Are relationships complicated, and do they have to be complicated? When I talk to people, every person seems to have one relationship in their lives which they feel could be better; you know, they need to work on that, at least one. Now, the way to explain this is if we look at the brain. Our brains are hardwired to connect to each other. We have something called mirror neurons, and these are like the empathetic backbones of our body. They help us understand and mirror the emotions of others. 

Let's talk about empathy. Empathy is literally the relationship glue that binds people together. You know, anyone who's a mother will be able to tell you about empathy. The time I learned most about empathy was when I had my kids and when they were teenagers. Relationships also thrive and endure due to communication. So these two aspects are very important, empathy and communication. And this is not just psychological. These are deeply rooted into our neurochemistry. So we have two neurotransmitters, which you've heard me talk about a bunch of times. We have serotonin and dopamine. Serotonin regulates our mood, our emotions, the feelings of well being and happiness. It keeps us balanced, and it helps us feel calm, content and secure. This helps us foster healthy interactions and understanding. Dopamine is the feel good neurotransmitter in your body. It's the pleasure and reward system in your brain. Positive experiences like getting an award or having a laugh together, or engaging in an enjoyable activity with somebody or having a meaningful conversation release dopamine. This release of dopamine strengthens emotional connections. It strengthens social interactions. Now, to have effective communication, it's not just the exchange of information between two people, it's also feelings and thoughts and needs that we need to understand from each other. We did a really wonderful podcast called ‘EQ in Love and Relationships.’ And psychologist Nishigandha Date offers us some very powerful insights.

So now tell me, what are the common emotional challenges that people face in a relationship? I mean, you must be seeing a lot of people coming to you with various issues.

Nishigandha Date: I think one of the biggest challenges when you talk about emotional challenges is being able to regulate their emotions, to understand their emotions and then communicate them. And I think every other emotional issue, as you can call it, comes from these three challenges. So be it conflicts, it comes from communication, it comes from not being able to regulate. Another very important issue that you can say is also not being able to accept emotions. When we talk about understanding, when we talk about being able to communicate them, we also need to accept them first. If I'm angry, if I'm jealous, I need to accept that, okay, this is what I'm feeling. 

AB: So accepting, regulating and communicating. 

You know, we all have a certain amount of our EQ. Someone has more, someone has less. But how can we use that to the best possible potential in, say, when there's a communication barrier in a relationship, or when there's a long distance relationship. 

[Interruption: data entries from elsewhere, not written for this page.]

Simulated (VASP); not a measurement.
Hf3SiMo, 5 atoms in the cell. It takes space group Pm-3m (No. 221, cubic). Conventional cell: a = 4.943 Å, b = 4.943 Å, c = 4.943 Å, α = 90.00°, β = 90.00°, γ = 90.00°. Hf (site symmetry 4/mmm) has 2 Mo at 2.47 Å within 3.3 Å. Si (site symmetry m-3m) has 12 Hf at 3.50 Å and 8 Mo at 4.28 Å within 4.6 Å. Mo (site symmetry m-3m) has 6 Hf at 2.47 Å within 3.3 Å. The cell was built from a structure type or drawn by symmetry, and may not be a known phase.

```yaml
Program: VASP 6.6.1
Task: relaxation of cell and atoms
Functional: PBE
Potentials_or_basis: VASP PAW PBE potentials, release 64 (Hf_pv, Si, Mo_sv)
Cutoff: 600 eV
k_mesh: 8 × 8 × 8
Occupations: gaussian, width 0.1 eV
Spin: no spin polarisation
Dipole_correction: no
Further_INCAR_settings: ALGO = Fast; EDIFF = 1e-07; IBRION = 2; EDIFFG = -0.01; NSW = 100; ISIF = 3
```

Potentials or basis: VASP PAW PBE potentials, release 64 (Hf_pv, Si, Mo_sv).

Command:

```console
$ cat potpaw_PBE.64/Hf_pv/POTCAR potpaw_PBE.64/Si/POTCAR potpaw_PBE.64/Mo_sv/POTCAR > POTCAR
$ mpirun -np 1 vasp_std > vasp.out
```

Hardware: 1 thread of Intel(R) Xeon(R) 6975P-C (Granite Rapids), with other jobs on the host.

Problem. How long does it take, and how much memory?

ND: Very honestly, the one thing that [one] needs to work on is self awareness. Unless and until we understand ourselves, unless and until we know what our needs are, what our boundaries are, we cannot establish them. So if, for example, I need to get reassurance from my partner, who maybe I'm in a long distance relationship with, that I matter to this person. Unless and until I understand that this is something that I need, I'm required to get this assurance, to feel safe from that relationship, I will not be able to communicate. So, the first thing is self awareness. I think the more we start looking at ourselves, the more we start feeling our feelings, sitting with our feelings, it becomes very easy over time to be able to go to the other steps.

AB: Now, there is one other factor which is very important. Building a healthy, strong relationship means that we have to manage expectations and set boundaries. I realised in life that when I started setting boundaries and managing expectations, that's when a lot of my relationships, which were not okay, got sorted and we did this podcast about setting boundaries to manage expectations with Doctor Maria Kempinska. Here's a clip.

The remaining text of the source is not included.